Nedstalgia: 10 Years Ago
[Previously in Nedstalgia: Phish shows 1 & 2, #3 #5 ,#6-9, #77 & 78, #79, #80&81); Mule; Widespread Panic #1 (& 'ween 97); The Duo; Robert Randolph HORDE 92 (i.e. Phish #4, WSP #1)]
Tis the season to get nostalgic. In fact, it was NYE season last year when Nedstalgia made its debut on this blog, as I looked back on Panic's '96 Fox Theater run. But let's not get nostalgic for nostalgia. Today it's long, incoherent rambling on the 97 Phish-at-MSG that sets the gold standard for New Year's runs.
The music is out there readily, in fact, the 29th [10 years ago tonight!] is officially available from the band in both audio and video. So no downloads from me today. In fact, these shows have probably been poured over by even the casual Phish fan, so I'll keep it short and will forgo any dep delving into the music itself.
The three nights were all completely different experiences for us: the music and vibe of the room was a lot different for each show and that was characterized for us personally by where we were sitting and who we were hanging out with. It was like all our different Phish worlds not-quite-colliding, but brushing up against each other.
The first night we caught up with a "tour buddy." Of course, there were lots of people I saw regularly at Phish shows, but while I enjoyed their company at shows more or less, it really was nothing more than that. Our friend, Al, though was different and it was always great to see him and spend a show or two hanging out... preferably in the front row, of course. But not on 12/29/97. We were up on the side, decent view, decent sound, but... you know. There was a definite "settling in" vibe to the first set with very little of that whacked out funktronic sound that had bullied its way to the forefront during the fall tour... but a nice appearance of Fluffhead and a hot Antelope closer set the stage.
Set the stage for what? It's my general opinion, stated multiple times here, that the fall 97 tour>spring 98 was the ultimate peak Phish. Not that things weren't brilliant before or after, but as a grand aggregate of what the band was doing, the tippity top of it all was going on exactly ten years ago. We can point to many examples, I detailed the sick-as-shit Hampton run as one but if you're just looking for one set to "say it all," so to speak, the second set of 12/29/1997 probably sums it up as good as any, or better than most, I should say. It's well worth a few bucks for the SBD's, so go ahead and grab those... I'll wait. Long jams are a dime-a-dozen in the Phish portfolio, but these were deep, intense, 4-guys-on-a-rope jams that went places. Went places, came back and then went somewhere else. And damn, was it funky. Not lazy grooves, either, but pure "my body's a-dancin'"/"my mind's a racin'" everyjams. The rare evening when it wasn't about Trey at all -- Mike and Page and Fishman leading the charge, making things happen, laying down one helluva groove.

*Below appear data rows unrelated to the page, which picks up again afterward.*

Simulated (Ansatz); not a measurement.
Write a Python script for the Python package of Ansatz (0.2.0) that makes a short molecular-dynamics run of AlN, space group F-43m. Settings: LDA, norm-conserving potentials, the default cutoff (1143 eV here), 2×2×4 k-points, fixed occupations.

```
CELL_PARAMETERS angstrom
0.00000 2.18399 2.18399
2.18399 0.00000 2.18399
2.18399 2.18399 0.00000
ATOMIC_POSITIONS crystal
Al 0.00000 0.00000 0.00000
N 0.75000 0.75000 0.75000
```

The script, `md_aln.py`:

Madison Square Garden was a Phish room -- one of many out there, for sure -- not just a venue but a home. A place where the band would move in, redecorate and make their own. Abode. Domicile. And the invitation was an open one, because it was always going to be a party when they unpacked their suitcases at 34th and 7th. I don't know if that was ever more true than during the NYE97 shows there and this set was the dinner portion of the party, the delicious feast of sight and sound that would fuel the rest of the weekend... well actually, the shows were Mon, Tue, Wed, but you get the idea....
The 30th found us hanging out with a couple of good college friends. Guys I'd seen many shows with, yeah, but more importantly sat and listened to hundreds of hours of music with. If I took a good chunk of my CD collection I wouldn't be able to remember which ones I recommended to them and which they recommended to me. So we were sitting around pre-show on 12/30/1997 talking about the grand state of the Phish experience at that time, the majesty of the previous night's table-setter and, of course, setting up our expectations for the 30th. It seems like the night-before-the-night is always the night (I know I speak for all of us when I say that 12/30/1993 was a special, special show), so we had no trouble ratcheting up our hopes. My buddy Jon was singing the praises of "Carini" and we all agreed we'd love to hear it. The way I remember the anecdote, in the midst of this I blurted out something like "You know what would be a perfect tune to bust out tonight? Sneakin Sally" Maybe it was someone else, but we all were in total agreement and probably within a minute of that, the lights went down, the chills perked in every hair on my body and the band launched into the long-shelved "Sneakin Sally." Fuck yeah!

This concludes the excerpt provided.